Thanks for your detailed notes!
have you considered dropping backprop entirely and using blackbox methods like evolutionary computing
This is a really neat idea that I’d love to explore more. I’ve tried some brief experiments in that area in the past, using Z3 to find valid parameter combinations for different logic gates using that custom activation function. I didn’t have any luck, though; the optimizer ran for hours without finding any solutions and I fell back to a brute-force search instead.
A big part of the issue for me is that I’m just very unfamiliar with the whole domain. There’s probably a lot I did wrong in that experiment that caused it to fail, but I find that there are far fewer resources for those kinds of tools and methods than for backprop and neural network-focused techniques.
I know you have done work in a huge variety of topics. Do you know of any particular black-box optimizers or techniques that might be a good starting point for further exploration of this space? I know of one called Nevergrad, but I think it’s more designed to work for stuff like hyperparam optimization with ~dozens of variables or less rather than hundreds/thousands of network weights with complex, multi-objective optimization problems. I could be wrong though!
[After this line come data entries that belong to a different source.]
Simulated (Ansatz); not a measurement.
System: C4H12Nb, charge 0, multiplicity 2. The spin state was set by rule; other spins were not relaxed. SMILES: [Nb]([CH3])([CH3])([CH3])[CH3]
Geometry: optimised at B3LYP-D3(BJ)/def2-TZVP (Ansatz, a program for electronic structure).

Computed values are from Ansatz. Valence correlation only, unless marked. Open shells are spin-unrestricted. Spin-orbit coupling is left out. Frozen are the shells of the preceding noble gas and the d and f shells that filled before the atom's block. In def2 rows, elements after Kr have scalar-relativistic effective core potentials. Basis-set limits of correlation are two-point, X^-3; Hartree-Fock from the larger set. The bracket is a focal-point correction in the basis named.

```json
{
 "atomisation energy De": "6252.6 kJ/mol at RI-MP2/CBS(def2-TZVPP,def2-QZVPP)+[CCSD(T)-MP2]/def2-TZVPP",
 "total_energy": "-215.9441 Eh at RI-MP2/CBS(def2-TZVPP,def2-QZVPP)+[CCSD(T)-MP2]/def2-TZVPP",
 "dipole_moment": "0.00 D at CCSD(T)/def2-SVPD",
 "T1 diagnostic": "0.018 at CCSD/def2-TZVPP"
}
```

Another thing to try is to avoid regularization early on
This is an interesting idea. I actually do the opposite: cut the regularization intensity over time. I end up re-running training many times until I get a good initialization instead.
I’m a little concerned about the need for large weights.
“Large” is kinda relative in this situation. Given the kinds of weights I see after training, I consider anything >1 to be “large”.
For representing logic gates, almost all of them can be represented with integer combinations of weights and biases just due to the way the activation function works. If the models stuck to using just integer values, it would be possible to store the params very efficiently and turn the whole thing from continuous to discrete (which to be honest was the ultimate goal of this work).
However, I wasn’t able to successfully get the models to do that outside of very simple examples. A lot of neurons develop integer weights by themselves, though.
the top of one figure is slightly cut off
Ty for letting me know! I’ll look into that.
Ty again for taking the time to read the post and for the detailed feedback—I truly appreciate it!
Wow, I appreciate this list! I’ve heard of a few of the things you list like the weight-agnostic NNs, but most is entirely new to me.
Tyvm for taking the time to put it together.